Few events in recent times have highlighted the liberating use of digital technology like the protests and upheaval in Iran following the somewhat suspect election.
While the authorities scramble to clamp down on the free use of cell phones, blogs, and tweets, innovative citizens find new loopholes to keep the world informed despite the best and ongoing effort of the ruling regime.
With only about 9,000 tweeter registrants whose profile indicate that they are from Iran, it is doubtful that the often reported romantic notion of the "Twitter Revolution" bears much resemblance to truth. Much more likely is that the word about demonstrations got out via regular land lines, cell phone, SMS messaging, and good old door-to-door word of mouth.
However, there is no denying that Twitter has been instrumental in keeping the world informed about events in Teheran and elsewhere in Iran. Witness the Obama Administration's request that Twitter defer regularly schedule maintenance from July 15 to later the next day (and what a PR coup for Twitter).
But consider the risk the tweeters (and bloggers) are running:
Winston Smith, in George Orwell's 1984, was very wary of the Ministry of Love's telescreens which monitored all inhabitants of Oceania: "The smallest thing could give you away. A nervous tic, an unconscious look of anxiety, a habit of muttering to yourself--anything that carried with it the suggestion of abnormality, of having something to hide."

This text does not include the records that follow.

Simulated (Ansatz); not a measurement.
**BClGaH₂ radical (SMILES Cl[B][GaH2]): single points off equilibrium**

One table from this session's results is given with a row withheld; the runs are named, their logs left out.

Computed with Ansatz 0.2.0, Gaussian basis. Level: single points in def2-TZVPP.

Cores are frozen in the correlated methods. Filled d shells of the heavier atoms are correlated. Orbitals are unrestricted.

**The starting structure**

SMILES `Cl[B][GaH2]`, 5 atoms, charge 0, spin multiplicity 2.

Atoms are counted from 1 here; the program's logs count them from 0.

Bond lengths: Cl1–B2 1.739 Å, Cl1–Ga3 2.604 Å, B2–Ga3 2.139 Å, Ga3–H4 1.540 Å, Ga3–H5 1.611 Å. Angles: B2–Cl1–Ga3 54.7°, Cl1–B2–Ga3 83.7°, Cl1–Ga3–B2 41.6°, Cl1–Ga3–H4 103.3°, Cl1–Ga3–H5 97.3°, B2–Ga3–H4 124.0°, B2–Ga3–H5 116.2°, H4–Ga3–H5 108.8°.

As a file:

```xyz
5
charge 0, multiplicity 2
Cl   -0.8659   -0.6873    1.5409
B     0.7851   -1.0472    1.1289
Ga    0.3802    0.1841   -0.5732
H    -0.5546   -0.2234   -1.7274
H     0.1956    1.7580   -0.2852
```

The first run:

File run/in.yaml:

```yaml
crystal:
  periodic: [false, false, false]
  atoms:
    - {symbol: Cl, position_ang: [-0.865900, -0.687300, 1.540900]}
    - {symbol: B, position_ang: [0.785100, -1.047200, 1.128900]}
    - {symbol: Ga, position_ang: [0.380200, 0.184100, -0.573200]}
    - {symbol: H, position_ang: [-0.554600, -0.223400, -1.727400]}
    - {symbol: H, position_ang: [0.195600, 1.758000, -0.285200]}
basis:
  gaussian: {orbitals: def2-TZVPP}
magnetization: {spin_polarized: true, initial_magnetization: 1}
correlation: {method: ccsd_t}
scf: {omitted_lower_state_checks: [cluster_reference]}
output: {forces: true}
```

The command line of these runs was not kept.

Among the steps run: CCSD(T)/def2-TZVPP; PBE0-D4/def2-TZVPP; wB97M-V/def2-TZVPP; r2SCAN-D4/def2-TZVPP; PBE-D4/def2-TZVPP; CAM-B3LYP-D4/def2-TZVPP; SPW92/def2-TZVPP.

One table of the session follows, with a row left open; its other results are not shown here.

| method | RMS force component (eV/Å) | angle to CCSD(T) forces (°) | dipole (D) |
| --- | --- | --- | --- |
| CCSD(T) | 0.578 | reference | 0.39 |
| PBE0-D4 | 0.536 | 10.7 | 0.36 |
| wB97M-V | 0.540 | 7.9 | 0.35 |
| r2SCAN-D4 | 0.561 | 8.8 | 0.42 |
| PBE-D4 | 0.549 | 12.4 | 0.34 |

The Iranian Ministry of Love is probably not sleeping much these days, busy tracing and tracking cell calls, tweets, blog posts, etc. that have not found a way to hide their IP addresses behind proxies. Also, the Ministry of Love has of course blocked the Twitter site, and getting around that takes the kind of geek mind that perhaps is not prevalent in Teheran as yet.
Still word keeps coming, cell-videos, tweets, blogs, keeping the world informed, much recorded and reported at personal peril. These, to my mind, are the true digital revolutionaries of today.
And it seems like the digital genie is out of the Iranian lamp, and despite concerted regime efforts to stuff it back in, it will remain released.